Minnesota regulators approve Xcel’s scaled-back EV-charging plan

By Jeffrey Tomich | 03/29/2024 06:37 AM EDT

The utility ditched a contentious proposal to build, own and operate electric vehicle chargers.

A Nissan Leaf charges.

A Nissan Leaf is pictured in St. Paul, Minnesota. Michael Hicks/Flickr

The Minnesota Public Utility Commission approved a slimmed-down plan from the state’s largest utility Thursday to boost electric vehicle adoption.

Xcel Energy’s $44.5 million plan includes various initiatives aimed at eliminating barriers to expanded EV charging, as part of an effort to slash tailpipe emissions. The PUC unanimously voted to approve it, with slight modifications.

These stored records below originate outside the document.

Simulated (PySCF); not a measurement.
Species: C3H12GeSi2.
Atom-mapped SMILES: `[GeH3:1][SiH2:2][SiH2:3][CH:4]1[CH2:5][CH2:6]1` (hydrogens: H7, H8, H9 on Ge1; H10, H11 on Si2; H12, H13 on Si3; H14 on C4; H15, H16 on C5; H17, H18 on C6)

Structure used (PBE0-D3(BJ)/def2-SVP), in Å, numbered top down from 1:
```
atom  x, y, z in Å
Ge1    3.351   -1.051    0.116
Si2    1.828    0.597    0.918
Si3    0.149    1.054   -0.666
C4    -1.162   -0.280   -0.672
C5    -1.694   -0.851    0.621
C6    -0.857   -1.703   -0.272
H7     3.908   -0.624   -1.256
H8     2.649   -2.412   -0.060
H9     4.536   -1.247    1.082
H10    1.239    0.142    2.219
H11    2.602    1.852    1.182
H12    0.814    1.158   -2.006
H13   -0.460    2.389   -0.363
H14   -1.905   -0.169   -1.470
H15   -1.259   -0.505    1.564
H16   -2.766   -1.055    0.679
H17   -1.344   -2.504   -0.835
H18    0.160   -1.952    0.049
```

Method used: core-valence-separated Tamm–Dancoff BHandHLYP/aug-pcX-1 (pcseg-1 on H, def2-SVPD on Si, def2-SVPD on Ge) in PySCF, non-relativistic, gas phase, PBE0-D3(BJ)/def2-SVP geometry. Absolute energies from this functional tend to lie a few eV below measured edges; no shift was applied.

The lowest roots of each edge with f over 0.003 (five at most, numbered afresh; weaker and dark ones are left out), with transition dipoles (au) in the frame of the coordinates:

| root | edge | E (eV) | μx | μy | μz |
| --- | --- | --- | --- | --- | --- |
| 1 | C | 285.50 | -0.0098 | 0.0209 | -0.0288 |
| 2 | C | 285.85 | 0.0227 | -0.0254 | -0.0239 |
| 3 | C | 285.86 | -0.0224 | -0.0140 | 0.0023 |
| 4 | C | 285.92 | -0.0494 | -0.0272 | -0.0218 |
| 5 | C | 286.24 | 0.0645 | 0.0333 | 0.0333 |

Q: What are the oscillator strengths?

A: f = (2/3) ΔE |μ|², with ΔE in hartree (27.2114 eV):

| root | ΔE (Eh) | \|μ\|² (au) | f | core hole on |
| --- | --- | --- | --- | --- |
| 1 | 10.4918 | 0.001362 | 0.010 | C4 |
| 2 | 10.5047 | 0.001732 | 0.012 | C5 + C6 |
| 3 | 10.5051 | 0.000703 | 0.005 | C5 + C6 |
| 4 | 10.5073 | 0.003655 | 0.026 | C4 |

The cost of the approved proposal is a fraction of the utility’s previous $330 million plan, which included building, owning and operating 730 high-speed public charging sites. That drew opposition from the state’s attorney general, gasoline station owners and some of the nation’s largest charging providers, which argued the Xcel plan was “an inappropriate foray into the competitive market.”


Xcel ultimately withdrew the ambitious proposal after the PUC denied the company the full $677 million rate increase it had sought. The withdrawal last summer drew a rebuke from the commission and its Chair Katie Sieben.